Let’s delve into the subject and talk about how dogs and wolves are alike. The way they communicate, their physical attributes, their carnivorous diet, and more.
It might surprise you how close the two really are.
How Dogs and Wolves Communicate
Dogs “talk” to other dogs, as well as other animals. We like to think that two dogs that go back-and-forth with each other barking, are kind of cute. But dogs, as well as wolves, are masters of body language.
Although they do bark and howl at each other to protect their territory or to seemingly extend a greeting, most of their communication is done with their bodies.
The two species are also experts at using their olfactory senses, and it’s the number one way they communicate. They’re keen to know if a new animal is male or female, if a familiar one is healthy, or exactly what the one across is up to.
One of the age-old questions about their behavior is why dogs walk in circles before they lie down. It’s not completely understood, but it may be that wolves behave this way to create their space, a nest, and that it has been hard-wired into dogs. Pushing foliage down would be one of the reasonable explanations given for this interesting behavior.
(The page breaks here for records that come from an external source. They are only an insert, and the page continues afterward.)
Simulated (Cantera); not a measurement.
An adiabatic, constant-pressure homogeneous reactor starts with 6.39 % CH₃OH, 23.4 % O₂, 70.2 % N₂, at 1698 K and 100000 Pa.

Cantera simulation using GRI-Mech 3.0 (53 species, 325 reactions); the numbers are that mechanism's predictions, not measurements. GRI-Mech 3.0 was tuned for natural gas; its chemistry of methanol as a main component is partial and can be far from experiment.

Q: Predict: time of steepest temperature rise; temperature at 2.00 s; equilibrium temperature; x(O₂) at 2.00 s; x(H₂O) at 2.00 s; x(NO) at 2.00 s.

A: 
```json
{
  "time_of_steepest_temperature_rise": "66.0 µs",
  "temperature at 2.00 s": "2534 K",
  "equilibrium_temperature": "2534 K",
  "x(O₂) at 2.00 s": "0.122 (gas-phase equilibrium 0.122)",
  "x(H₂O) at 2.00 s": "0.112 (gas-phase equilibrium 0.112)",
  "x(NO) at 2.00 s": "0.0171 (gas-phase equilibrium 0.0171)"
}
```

Another way the two communicate is by nipping or biting. Mothers tend to nip their pups to teach, corral, or discipline them. Biting humans is often due to one of these reasons:
These feelings are often preceded by pushing their ears straight back and/or raising the hair on their backs. Since they usually give these warning signals before an attack, it would be wise to listen to them, avoid eye contact, and retreat.
Additionally, dogs and wolves are predators, which goes a long way in explaining why dogs sometimes bring home “gifts” like rabbits or squirrels. This could be explained by their need to provide or just by wanting to communicate. So don’t be too upset if your dog brings home an unwelcome visitor.
To not talk about howling would be like not mentioning nuts when you talk about squirrels. Wolves may be best known for it, but I’ve been the guardian of many dog packs. All of them have joined in chorus at one time or another.
This behavior is instinctual and also serves the purpose of looking for a mate and making others aware of their presence.
Even at a glance, the two have obvious things in common, like fur, long tails (not all but most dogs), and body shape.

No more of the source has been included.